Chronology: The Evolution of the Underrun Study
The path to these findings involved years of data collection and international cooperation.
1996–2020: The Foundation of Safety
Since its inception in 1996, Euro NCAP has focused primarily on how cars protect their occupants during car-to-car or car-to-pole impacts. However, as car safety reached a plateau of excellence, investigators began looking at "compatibility" issues—how cars interact with larger vehicles.
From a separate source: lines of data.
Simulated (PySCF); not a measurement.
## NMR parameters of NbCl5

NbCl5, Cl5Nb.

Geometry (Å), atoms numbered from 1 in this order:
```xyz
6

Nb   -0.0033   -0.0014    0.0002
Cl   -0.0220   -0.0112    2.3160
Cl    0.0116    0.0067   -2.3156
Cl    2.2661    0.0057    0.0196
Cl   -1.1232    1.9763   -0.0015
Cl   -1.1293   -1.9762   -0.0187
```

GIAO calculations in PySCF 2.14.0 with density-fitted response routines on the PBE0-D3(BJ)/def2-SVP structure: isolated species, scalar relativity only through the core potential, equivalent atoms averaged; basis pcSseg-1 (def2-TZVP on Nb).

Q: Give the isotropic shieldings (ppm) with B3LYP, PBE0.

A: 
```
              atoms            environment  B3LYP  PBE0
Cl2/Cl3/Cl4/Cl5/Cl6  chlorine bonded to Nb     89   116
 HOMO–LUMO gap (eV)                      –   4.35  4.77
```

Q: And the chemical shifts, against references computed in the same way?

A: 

2021–2023: The Investigative Phase
Initiated and supported by National Highways in the UK, a massive data-mining project began. Researchers analyzed real-world collision data to identify why occupants in 5-star rated cars were still dying in rear-end collisions with trucks. The data pointed overwhelmingly to the failure of the rear underrun protection system (RUPS).
2024: Global Testing Collaborative
To validate the data, Euro NCAP launched a comprehensive testing program. This was not a solitary effort; it involved a coalition of the world’s most respected safety bodies:
- ADAC (Germany): Conducted laboratory testing and high-speed impact simulations.
- Horiba Mira (UK): Provided advanced engineering and track facilities.
- Trafikverket (Sweden): Offered insights into Scandinavian road safety and heavy vehicle regulations.
- IIHS (USA): Shared data from their TOUGHGUARD testing, which has been operational since 2017.
July 2026: The Findings Released
The culmination of this research has led to the current demand for regulatory intervention. The tests revealed that even the most advanced electric vehicles (EVs) currently on the market cannot protect occupants if the truck’s barrier fails to hold.
Supporting Data: ADAS Limitations and Crash Test Realities
Euro NCAP’s research focused on two primary areas: the ability of technology to prevent the crash (ADAS) and the ability of the hardware to mitigate the crash (the barrier).
The ADAS Gap: A 15-Year Wait
Advanced Driver Assistance Systems (ADAS), such as Autonomous Emergency Braking (AEB), are often touted as the cure-all for road fatalities. However, Euro NCAP’s evaluation revealed a troubling reality:

- Stationary Object Detection: While brand-new ADAS systems are highly capable, many older or mid-tier systems struggle to identify stationary trucks and trailers, especially those with unusual shapes like skeletal trailers or those used in roadworks.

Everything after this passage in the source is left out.